Over the past 30 years, students of color have been underrepresented among students completing computer science and computer engineering undergraduate degrees. While we do not directly control the rate at which students apply and are accepted at our institutions, we should strive to create environments that are conducive to URM student success once they are accepted.

A five year program is aimed at increasing the enrollment and graduation rates of women and underrepresented minority (URM) students in computer science and engineering at a competitive public research institution. Three obstacles to diversity in computer science and computer engineering have been identified: stereotyped traits, perceived abilities, and learning environment. Identifying implicit bias and imposter syndrome as components of these obstacles, we include a series of class activities designed to lessen the impact of implicit bias and imposter syndrome on our students in large-enrollment introductory computer programming courses. One element of assessing the success of our program is to use entry and exit surveys to gauge the change in students’ perceptions of their abilities and learning environment.

Previously, we investigated the difference between men’s and women’s perceptions of their abilities and the learning environments in introductory computing courses. We found a statistically significant association between gender and perception of self-efficacy, but not in how those perceptions change over the course of the term. In this paper, we expand our analysis to examine the experience of URM compared to non-URM students.

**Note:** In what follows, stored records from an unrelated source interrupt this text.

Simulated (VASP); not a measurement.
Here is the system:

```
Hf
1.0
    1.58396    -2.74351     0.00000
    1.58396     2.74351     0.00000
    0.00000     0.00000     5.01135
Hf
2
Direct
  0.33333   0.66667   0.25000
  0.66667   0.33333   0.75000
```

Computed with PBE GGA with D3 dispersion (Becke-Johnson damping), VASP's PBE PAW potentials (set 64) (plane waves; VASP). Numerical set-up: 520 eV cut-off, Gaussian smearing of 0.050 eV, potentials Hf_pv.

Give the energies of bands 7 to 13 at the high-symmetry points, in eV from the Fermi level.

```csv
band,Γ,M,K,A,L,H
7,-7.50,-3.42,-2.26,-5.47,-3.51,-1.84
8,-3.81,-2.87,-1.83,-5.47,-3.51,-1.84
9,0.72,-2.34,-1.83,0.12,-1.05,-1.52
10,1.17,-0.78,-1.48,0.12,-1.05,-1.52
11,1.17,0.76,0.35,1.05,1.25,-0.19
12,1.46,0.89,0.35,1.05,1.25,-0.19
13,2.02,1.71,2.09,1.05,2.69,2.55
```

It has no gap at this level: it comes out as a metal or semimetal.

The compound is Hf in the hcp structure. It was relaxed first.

Our research question is: Are URM students associated with different perceptions of their abilities and learning environment as measured by confidence in success, intimidation by programming, and feelings of inclusion?

Our data set is comprised of entry and exit survey data for three semesters of introductory computing courses. The survey data will be analyzed using mixed model ANOVA for repeated measures of questions on self-efficacy, intimidation by programming, and feelings of inclusion. The results and analysis will be presented in this paper.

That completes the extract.